*TW* CSA a day of triggers and how I coped.
Today in work, I was working with a consultant who reminds me so very much of HIM. I was sexually triggered when I first started working with him. I became inappropriate very quickly. And like any man, he responded to the very strong sexual signals that I was not aware I was giving off. I discussed this with my T. She reminded me, with my awareness of my 'programming', it was now up to me how I behaved.
I had to work with him closely today. I was so anxious, but accepting the feeling helped. I was friendly, professional, and I ignored any sexual innuendo or reference he made. And I noticed that as the day went on, he stopped. He remained friendly, but recognised I believe, that I had put up a boundary. And to be fair, he started to respect it.

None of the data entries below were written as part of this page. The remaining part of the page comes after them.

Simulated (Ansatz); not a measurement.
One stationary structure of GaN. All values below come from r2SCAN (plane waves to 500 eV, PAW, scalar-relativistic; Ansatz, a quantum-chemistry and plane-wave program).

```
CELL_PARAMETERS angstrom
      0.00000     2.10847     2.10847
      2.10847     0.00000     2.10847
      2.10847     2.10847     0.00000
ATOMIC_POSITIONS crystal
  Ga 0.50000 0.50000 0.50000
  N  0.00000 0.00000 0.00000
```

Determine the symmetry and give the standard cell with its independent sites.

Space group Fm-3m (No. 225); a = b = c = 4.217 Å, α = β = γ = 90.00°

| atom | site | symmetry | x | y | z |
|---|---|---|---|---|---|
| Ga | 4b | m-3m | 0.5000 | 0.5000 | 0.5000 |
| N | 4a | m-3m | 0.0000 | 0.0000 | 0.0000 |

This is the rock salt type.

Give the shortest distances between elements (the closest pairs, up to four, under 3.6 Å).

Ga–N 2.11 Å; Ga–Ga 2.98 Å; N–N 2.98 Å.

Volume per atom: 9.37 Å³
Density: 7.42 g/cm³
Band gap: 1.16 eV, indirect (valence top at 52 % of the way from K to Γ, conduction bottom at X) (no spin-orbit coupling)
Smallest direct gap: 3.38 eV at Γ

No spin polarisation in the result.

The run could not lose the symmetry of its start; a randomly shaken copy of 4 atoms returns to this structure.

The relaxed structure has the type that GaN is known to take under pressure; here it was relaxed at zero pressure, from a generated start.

The relief. Immense. I CAN do this!
And other triggers. Going back to my old office (smell- trigger). The new office- the house is like one I grew up in. Today I was on my own (......massive visual, auditory triggers). But the 'all senses' technique my T has made me practice to still my racing mind worked a treat.
Now- my brother is coming down. My niece is 12. She is the spitting image of me at that age. The age I was when HE first used his penis for penetration. And I must stay 'safe'. And I will. But I am scared. There is no denying it....but I CAN be safe. I am strong. She is not me. HE is dead.